Skip to content

Glossary#

  • Track - Information on face position of a single person on a frame sequence.
  • Tracking - Function that follows an object (face) through a frame sequence.
  • Best shot - Image suitable for facial recognition.

Working with TrackEngine#

TrackEngine is based on face detection and analysis methods provided by FaceEngine library. This document does not cover FaceEngine usage in detail, for more information please see FaceEngine_Handbook.pdf.

To create a TrackEngine instance use the following global factory functions

  • ITrackEngine tsdk::createTrackEngine(fsdk::IFaceEngine engine, const char configPath, vsdk::IVehicleEngine vehicleEngine = nullptr, const fsdk::LaunchOptions *launchOptions = nullptr)

    • engine - pointer to FaceEngine instance (should be already initialized)
    • configPath - path to TrackEngine config file
    • vehicleEngine - pointer to the VehicleEngine object (if with vehicle logic)
    • launchOptions - launch options for sdk functions
    • return value - pointer to ITrackEngine
  • ITrackEngine tsdk::createTrackEngine(fsdk::IFaceEngine engine, const fsdk::ISettingsProviderPtr& provider, vsdk::IVehicleEngine vehicleEngine = nullptr, const fsdk::LaunchOptions launchOptions = nullptr)

    • engine - pointer to FaceEngine instance (should be already initialized)
    • provider - settings provider with TrackEngine configuration
    • vehicleEngine - pointer to the VehicleEngine object (if with vehicle logic)
    • launchOptions - launch options for sdk functions
    • return value - pointer to ITrackEngine

It is not recommended to create multiple TrackEngine instances in one application.

In the end of processing user must call ITrackEngine stop method.

  • void ITrackEngine::stop() Stops processing.

The main interface to TrackEngine is Stream - an entity to which you submit video frames. To create a stream use the following TrackEngine method

  • IStream* ITrackEngine::createStream()

    • return value - pointer to IStream

You can create multiple streams at once if required (in cases when you would like to track faces from multiple cameras). In each stream the engine detects faces and builds their tracks. Each face track has its own unique identifier. It is therefore possible to group face images belonging to the same person with their track ids. Please note, tracks may break from time to time either due to people leaving the visible area or due to the challenging detection conditions (poor image quality, occlusions, extreme head poses, etc).
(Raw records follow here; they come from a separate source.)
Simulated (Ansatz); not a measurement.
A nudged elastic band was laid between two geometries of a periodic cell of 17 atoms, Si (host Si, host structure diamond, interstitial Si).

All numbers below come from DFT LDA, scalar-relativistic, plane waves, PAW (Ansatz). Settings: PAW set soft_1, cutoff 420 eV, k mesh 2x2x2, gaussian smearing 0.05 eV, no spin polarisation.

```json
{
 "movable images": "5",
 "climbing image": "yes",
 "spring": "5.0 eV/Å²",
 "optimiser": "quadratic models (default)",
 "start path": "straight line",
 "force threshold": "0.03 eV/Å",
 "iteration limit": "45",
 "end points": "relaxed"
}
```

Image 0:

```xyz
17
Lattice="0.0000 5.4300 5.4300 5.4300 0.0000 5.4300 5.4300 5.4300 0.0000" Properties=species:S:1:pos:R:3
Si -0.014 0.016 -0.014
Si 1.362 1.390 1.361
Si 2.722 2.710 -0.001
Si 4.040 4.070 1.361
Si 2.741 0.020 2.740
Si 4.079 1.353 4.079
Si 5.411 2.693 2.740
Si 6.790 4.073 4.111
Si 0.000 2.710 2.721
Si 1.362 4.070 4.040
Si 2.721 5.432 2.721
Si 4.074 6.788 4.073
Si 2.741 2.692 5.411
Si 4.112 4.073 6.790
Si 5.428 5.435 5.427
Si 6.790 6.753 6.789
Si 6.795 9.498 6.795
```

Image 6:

The frames are submitted on a one by one basis and each frame has its own unique id.

  • bool IStream::pushFrame(const fsdk::Image &frame, uint32_t frameId, tsdk::AdditionalFrameData *data) Pushes a single frame to the stream buffer.

    • frame - input frame image. Format must be R8G8B8 OR R8G8B8X8.
    • frameId - unique identifier for frames sequence.
    • data - is any additional data that a developer wants to receive in callbacks-realization. Do not use the delete-operator. The garbage collector is implemented inside TrackEngine for this param.
    • return value - true if frame was appended to the queue for processing, false otherwise - frame was skipped because of full queue.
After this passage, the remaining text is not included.